The Touch ID sensor in the iPhone 5S is one impressive piece of tech.
This capacitive, sapphire crystal-covered fingerprint scanner-cum-home button reads under your skin at a resolution of up to 500ppi. It can store five digits, in an apparently unhackable portion of the 5S' A7 chip.
And what does it use this magical technology for? Unlocking. Oh, and making iTunes purchases. That's like using Deep Blue to work out your remaining holiday allowance.
We have an inkling its full potential will be unlocked, and soon. So go on, Apple, open your Touch ID secrets up to developers, and let's see some of the following…
Use Touch ID to shop in real shops
Combined with tills equipped with Apple's Bluetooth iBeacons tech, Touch ID could negate the need for Apple to embrace the NFC that everyone's barking it should have adopted years ago. iBeacons lets iOS 7 devices talk to low-power Bluetooth 'beacons' dotted about the place, which could be used for various applications, including indoor navigation, serving location-based information (great for museums) and payments. Your phone could hook up to a till, the till could send it the bill, and if all's tickety-boo, you touch your Touch ID sensor to say "yes, I will buy a kilo of kumquats and three fluid ounces of ouzo."
Likelihood-osity: 8/10 Apple needs some form of payment system to rival NFC, and this could be even better.
Use Touch ID to unlock with other body parts
As Ross Presly, Stuff's deputy art editor, suggests, perhaps Touch ID could scan other parts of the body. "If it took a print of my nose I could actually use the phone while I'm wearing gloves".
Likelihood-osity: 3/10 Noses don't have prints. Toes do, mind you.
Allowing different digits to open different iOS profiles
Wouldn't it be cool if iOS could adapt what's made available based on whose digit logs into it, like the LG G2's guest mode? As Marc McLaren, Stuff's production editor, suggests, "When my daughters touch it they could get educational apps and games but not Twitter or the web or my porn collection." And perhaps their fingerprints wouldn't have sufficient rights to buy new episodes of Postman Pat on iTunes, either.

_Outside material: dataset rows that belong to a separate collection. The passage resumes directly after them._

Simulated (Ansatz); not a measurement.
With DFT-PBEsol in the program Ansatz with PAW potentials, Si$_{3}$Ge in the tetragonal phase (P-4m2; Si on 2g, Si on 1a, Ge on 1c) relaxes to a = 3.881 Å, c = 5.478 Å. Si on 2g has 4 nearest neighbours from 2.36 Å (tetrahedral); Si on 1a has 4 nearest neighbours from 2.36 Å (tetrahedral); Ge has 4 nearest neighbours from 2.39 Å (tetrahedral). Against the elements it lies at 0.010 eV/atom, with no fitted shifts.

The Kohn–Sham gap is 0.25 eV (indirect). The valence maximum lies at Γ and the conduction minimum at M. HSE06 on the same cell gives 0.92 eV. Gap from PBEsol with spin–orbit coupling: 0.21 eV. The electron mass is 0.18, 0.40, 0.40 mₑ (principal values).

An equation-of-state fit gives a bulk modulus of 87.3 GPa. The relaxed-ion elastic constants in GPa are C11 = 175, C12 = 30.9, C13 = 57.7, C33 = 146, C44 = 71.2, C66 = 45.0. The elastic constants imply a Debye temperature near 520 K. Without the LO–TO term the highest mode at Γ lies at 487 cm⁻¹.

Esat Dedezade, staff writer, reckons, "If you could set up a different profile for different fingers of your own, you could adapt the phone's behaviour with a touch. So middle finger might be meeting mode, which silences ringtones, notifications and the like."
Likelihood-osity: 5/10 iOS would need an overhaul to make any of this happen. And it's only just had one, hasn't it.
Using Touch ID as a booze monitor
Stuff deputy editor Tom Wiggins posits, "How about an app that detects how drunk you are based on the alcohol seeping out of your fingertips? If you're too pissed it prevents you from using social media."
Likelihood-osity: 1/10 It doesn't work like that. Sadly.
Use it for web authentication
One sensible use of Touch ID would be for it to securely access any passwords you have stored away, like Mac OS X's keychain or apps such as 1Password. "You could use it to sign into online banking and a range of other websites and services, like Amazon and eBay", says Lucy Hedges.
Likelihood-osity: 9/10 We bet 1Password's developers are chomping at the bit to make this a possibility.
Different digits = different apps
If you could assign different apps to different digits, using an iPhone could become faster still. Index finger for phone dialling, little finger for Spotify, and as Simon Osborne-Walker, editor of Stuff magazine suggests, "I'd have a finger on each hand (guess which) that automatically tweets to South West or Southern trains respectively to tell them they're useless, while simultaneously sending a text to my wife that the train's running late."
Likelihood-osity: 7/10 An app per finger should be simple enough… though Simon's suggestion would take some extra development time.
Multi-tap text input
Says Will Dunn, Stuff's news editor, "If it was quick enough to recognise multiple taps from different fingers, it could be used for a new and hugely inefficient typing system."
Likelihood-osity: 4/10 Typing is probably out, but we guess setting actions based on combinations of taps isn't beyond the realms of possibility.
Controlling the connected home
Touch ID could be used to add an extra layer of much-needed security to the burgeoning automated home. Imagine being able to unlock your front door and deactivate your home's alarm with a touch. Or as Esat Dedezade suggests, "maybe it could even unlock or start your car."
Likelihood-osity: 8/10 If Apple has a way of giving apps access to Touch ID without actively sharing your fingerprints, this is all theoretically possible: Unikey's Kevo deadbolt is unlockable via iPhone, Philips Hue bulbs are already controlled via app, and you can even toot rental ZipCars' horns with their app.
This little piggy…
Stephen Graves, Stuff.tv's deputy editor, would like to see a developer take up the mantle by creating a nursery rhyme app. Thumb: "This little piggy went to market." Forefinger: "This little piggy stayed at home". Etc.
Likelihood-osity: 6/10 Who knows what will be possible when Apple puts Touch ID in the iOS dev kit?